Graphene-Reinforced Polymer Derived Ceramic Carbon Fibers

Over the past few decades, there has been a rising demand for new structural aerospace materials with lightweight than single crystals (current generation high temperature material), high strength and modulus (at elevated temperatures), and high thermal stability. The desire has motivated the advance of materials science in high temperature applications. Non-oxide ceramic matrix composites (CMCs) are promising for this application, due to the low density (than metals), remarkable mechanical strength and chemical resistance (at high temperatures) as well as elevated fracture toughness by fiber reinforcement. The microporous and micro-cracked ceramic matrices allow several times higher strainto-failure than monolithic ceramics, which enabled it as one of the optimum structural materials at high temperature, while reinforcement contribution is mainly towards properties such as toughness, electrical conductivity, hardness, thermal expansion, and shock resistance.

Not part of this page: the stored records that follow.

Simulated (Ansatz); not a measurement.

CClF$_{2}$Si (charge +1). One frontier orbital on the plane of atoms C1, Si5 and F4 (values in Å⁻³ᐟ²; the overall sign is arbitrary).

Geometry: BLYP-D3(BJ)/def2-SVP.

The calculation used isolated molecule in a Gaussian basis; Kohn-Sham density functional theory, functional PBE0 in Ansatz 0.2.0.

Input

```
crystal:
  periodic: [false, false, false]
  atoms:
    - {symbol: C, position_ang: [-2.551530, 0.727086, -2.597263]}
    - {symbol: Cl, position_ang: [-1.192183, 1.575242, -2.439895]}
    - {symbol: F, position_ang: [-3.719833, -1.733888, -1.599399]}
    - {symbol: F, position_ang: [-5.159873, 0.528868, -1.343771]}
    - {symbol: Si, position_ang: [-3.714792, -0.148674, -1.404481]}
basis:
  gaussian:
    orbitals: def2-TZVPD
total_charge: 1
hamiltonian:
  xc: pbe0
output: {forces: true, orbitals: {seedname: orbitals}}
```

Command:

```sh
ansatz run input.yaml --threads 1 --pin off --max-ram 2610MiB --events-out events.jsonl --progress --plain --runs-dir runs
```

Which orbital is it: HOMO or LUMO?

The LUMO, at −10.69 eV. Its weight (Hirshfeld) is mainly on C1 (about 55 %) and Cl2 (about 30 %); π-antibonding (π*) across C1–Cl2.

Ever since the invention of the polymer-derived ceramic fibers (PDCFs) by Yajima et al in early 1970s, they have been considered as an admirable reinforcement for CMCs due to their improved properties and ease of fabrication. Since polymer-derived ceramic route requires the modeling or shaping of polymer stages, therefore, recent innovations in the polymer fiber fabrication techniques may also be applied to the fabrication of PDCFs. Over the last four decades, silicon-based advanced ceramics with a variety of desirable physical and chemical properties, such as remarkable chemical resistance to the oxidation environment, thermal stability, and mechanical strength at high temperatures, have been designed with the help of straightforward polymer-to-ceramic conversion techniques. The mechanical properties of PDCFs have been reported as high as 2.5 GPa in tensile strength with 300 GPa in modulus that is stable up to 2200°C.

Here, graphene-rich PDC fibers were synthesized via hand-drawing and polymer pyrolysis of a hybrid precursor of graphene oxide, Organosilicon polymer, and poly-acrylic acid (PAA). The introduction of graphene to PAA minimizes the defects and improve the mechanical strength, while PAA improves the spinnability of Organosilicon polymer. Investigations on the structural and compositional development of the fibers are conducted via Raman spectroscopy, Fourier-transform infrared spectroscopy (FTIR), scanning electron microscopy (SEM), X-ray photoelectron spectroscopy (XPS), nuclear magnetic resonance (NMR) and thermo-gravimetric analysis (TGA) to determine the characteristics of the fibers, such as, spinnability of the preceramic precursor slurry, “free carbon” and graphene content after pyrolysis, cross-linking and pyrolysis behavior of the fibers, the effect of incorporation of graphene to the ceramic system, the chemical evolution of the fabricated fibers, and the fiber morphology of the fibers at each production stages.